- Actor in a Leading Role – Frank Langella
- Director – Ron Howard
- Film Editing
- Motion Picture
- Adapted Screenplay – Peter Morgan
A review by Moviegirl
I’ve been thinking recently that there are some events that sound like they would be the perfect subject for a play or a movie, but really aren’t. The “making of” David Frost’s interviews with Richard Nixon is one of those events.
Here’s the synopsis from the oscar.com website:
Following his 1974 resignation, Richard Nixon withdraws from public life until talk show host David Frost persuades him–with the help of a sizeable payment–to participate in a series of television interviews. For Frost, the much-anticipated event offers a chance to establish himself as a serious journalist, while the disgraced former president regards the interviews as an opportunity to reestablish himself on the political stage.

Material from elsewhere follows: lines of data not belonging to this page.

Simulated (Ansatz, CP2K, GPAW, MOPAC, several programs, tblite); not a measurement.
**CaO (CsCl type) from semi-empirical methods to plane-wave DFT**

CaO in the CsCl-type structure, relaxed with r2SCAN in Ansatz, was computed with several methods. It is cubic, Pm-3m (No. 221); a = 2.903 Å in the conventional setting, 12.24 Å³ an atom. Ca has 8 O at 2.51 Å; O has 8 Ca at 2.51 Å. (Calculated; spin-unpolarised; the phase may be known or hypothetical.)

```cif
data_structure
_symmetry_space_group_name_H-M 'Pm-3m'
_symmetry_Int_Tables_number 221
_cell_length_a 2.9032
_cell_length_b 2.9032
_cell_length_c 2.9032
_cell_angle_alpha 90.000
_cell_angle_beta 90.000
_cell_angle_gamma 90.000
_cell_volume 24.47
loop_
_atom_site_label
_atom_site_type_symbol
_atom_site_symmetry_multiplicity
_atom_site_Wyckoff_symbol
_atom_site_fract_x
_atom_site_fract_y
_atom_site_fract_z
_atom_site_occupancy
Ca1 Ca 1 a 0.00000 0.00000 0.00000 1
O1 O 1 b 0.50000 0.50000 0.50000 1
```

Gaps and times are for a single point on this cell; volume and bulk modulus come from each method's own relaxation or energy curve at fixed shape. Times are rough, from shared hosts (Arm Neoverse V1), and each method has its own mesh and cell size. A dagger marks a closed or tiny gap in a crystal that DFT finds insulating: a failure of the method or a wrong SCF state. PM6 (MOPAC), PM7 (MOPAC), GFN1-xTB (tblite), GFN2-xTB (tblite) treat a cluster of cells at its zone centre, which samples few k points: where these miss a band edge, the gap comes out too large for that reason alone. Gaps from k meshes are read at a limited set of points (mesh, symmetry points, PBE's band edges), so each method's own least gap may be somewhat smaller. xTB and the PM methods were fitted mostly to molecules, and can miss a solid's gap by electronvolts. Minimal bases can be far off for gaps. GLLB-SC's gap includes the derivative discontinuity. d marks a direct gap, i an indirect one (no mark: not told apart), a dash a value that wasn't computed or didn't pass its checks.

It really does sound like it must be a great story — how in the world did a British TV personality manage to convince the former president of the United States to be interviewed? But the answer is pretty obvious: money and a return to the spotlight. The rest of the story (will the project get financed? will Frost ever buckle down and learn the material? will Nixon confess?) seems to suffer from the same lack of dramatic tension that every biopic encounters, since we actually know the outcome.
Is the movie well-made? Undoubtedly. Ron Howard as usual populates his cast and crew with professionals and the film has an air of gravitas that made it a shoo-in for a Best Picture nomination as well as the Directing nod that generally accompanies it. Also, Frank Langella is outstanding as Nixon, and plays the former president without irony or caricature.
But Peter Morgan’s adaption of his play ultimately lacks fire. Many of the characters lack definition and don’t seem to move the story forward (in particular, the character of Frost’s girlfriend Caroline Cushing, who doesn’t seem to have any point other than to provide a little eye-candy as the only female character with more than one line of dialogue). In addition, his attempt to create tension by implying that Frost was completely outclassed by Nixon until the last interview falls flat, both because it is such an overdone device and because the portrayal of the interviews as completely one-sided is historically inaccurate.
Perhaps the biggest flaw in the movie, though, is the 122 minute length, for which I blame both to Morgan’s meandering script as well as the inexplicably-nominated film editing. Perhaps the editing nod was for some of the tricky transitions between the “interviews” and the “real-life” moments, or perhaps it was for the integration of the archival footage. But overall, the film could have been much tighter and much shorter.
Really what I’m trying to say is that this story just doesn’t have enough meat to be a full-length feature. But it would make a great trailer.
ETA: I’ve actually figured out why the screenplay felt so predictable and cliche. It’s because it’s basically A Few Good Men. Sure it’s a different set up, but the story has all the same major plot points and devices and beats, right down to eliciting a version of “you can’t handle the truth” out of the commander in chief. Not to mention Kevin Bacon in uniform!